08 / 08 / 2019
Is Data Anonymization Nothing More Than An Easy Guessing Game?
THE ANSWER IS NO. BUT BY THE WAY SOME CLAIM TO “ANONYMIZE” DATA, YOU’D CERTAINLY THINK SO!
A recent academic study shone a light on practices that claim to achieve anonymization but in fact fall short. On one level, it highlights the pitfalls of simply removing or obfuscating direct identifiers and sampling when attempting to anonymize datasets. However, it also exposes an uglier truth – many out there are misusing the term “anonymization” when describing how they claim to address privacy concerns regarding the use of personal data.
Guess who? Hmm. You got it right…again.
Here’s an easy way to understand what’s going on.Remember the popular board game Guess Who? Your opponent “picks” a character and you ask questions about characteristics of that character to progressively narrow down the list of possibilities until you can identify them. The more you know about the target, the easier it gets. Importantly, you always win – it’s just a matter of how many questions it takes.
What does that mean when it comes to anonymization? It illustrates that issuing datasets having obfuscated direct identifiers is perilous because you give all the facts at once so re-identifiability is almost certain for a dataset of any complexity. Even “anonymizing” certain attributes to make them less identifiable (generalising person names to gender, exact hair colour to “light/dark”, etc.) still leads to re-identification risk if there are enough attributes to combine. Let’s play a game of Guess Who to demonstrate this in action.
“Are you wearing a hat?”
“No.” This leaves 19 people it could be.
“Do you have yellow hair?”
“No.” That leaves 15 people.
“Do you have glasses?”
“Yes.” Down to 3 people.
“Are you have white hair?”
“No.” Congratulations, you’ve identified the person with 4 pieces of information (I’m Tom!).
If I had said “yes” to the question about wearing a hat and “yes” if you then asked if I’m a woman, you would have identified me with only 2 pieces of information (Claire).
Imagine how easy it is with a database containing 10s or even 100s of fields.
If you can ask an unlimited number of questions, you can go through the sequence above and re-identify any individual. If some characteristics are tweaked it would be slightly more difficult to re-identify individuals, however you can simply ask more questions. If all attributes are completely obfuscated or jumbled, it may be impossible to re-identify anyone, but that ruins the game (or in analytical terms, the utility is destroyed). Similarly, if you have a set of descriptions like those shown below, you can match each row to someone on the board and the more features you have, the easier it is to match with someone.

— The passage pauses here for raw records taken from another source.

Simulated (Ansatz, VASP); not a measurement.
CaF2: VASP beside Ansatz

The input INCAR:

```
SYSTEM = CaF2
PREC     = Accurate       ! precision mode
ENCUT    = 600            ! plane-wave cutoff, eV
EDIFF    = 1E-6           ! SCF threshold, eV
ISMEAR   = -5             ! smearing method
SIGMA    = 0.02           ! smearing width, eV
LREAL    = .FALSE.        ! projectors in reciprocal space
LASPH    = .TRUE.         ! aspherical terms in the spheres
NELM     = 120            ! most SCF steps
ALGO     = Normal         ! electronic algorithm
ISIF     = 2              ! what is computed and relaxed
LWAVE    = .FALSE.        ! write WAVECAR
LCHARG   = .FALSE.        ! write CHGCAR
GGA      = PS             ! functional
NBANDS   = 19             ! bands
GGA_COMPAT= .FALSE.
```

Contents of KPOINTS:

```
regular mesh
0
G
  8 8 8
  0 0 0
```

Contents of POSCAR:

The Value of True Anonymization
Based on the above, you might be wondering how valuable anonymization is at all. But not all efforts to anonymize are equally effective. Or, more accurately, not all types of “anonymization” are actually anonymization. As the recent academic study demonstrated, many datasets are being released and presented as anonymised but in fact will allow for re-identifcation with relative ease.
True anonymization may analyse granular data but only returns aggregate statistics or calculations. These aggregate responses do not include identifiers and require that responses meet certain thresholds (minimum number of individuals represented, each individual contributing no more than x% to the results, etc.). How do you apply this to the Guess Who example? Well, you would simply refuse to answer the question about glasses or any other question that leaves less than some minimum threshold of people. It might not make the 8 year old you’re playing against happy, but it prevents individuals from being easily identified with the data available.
In the real world (board games aside), achieving true anonymization is not easy to do. Striking the balance between privacy and utility requires a sophisticated approach that incorporates innovative technological, structural, legal and organisational safeguards. All applied by true experts – in both data science and privacy. Not all solutions do this and not all solutions achieve true GDPR-grade anonymization. Then again, nobody ever said that applying anonymization was child’s play.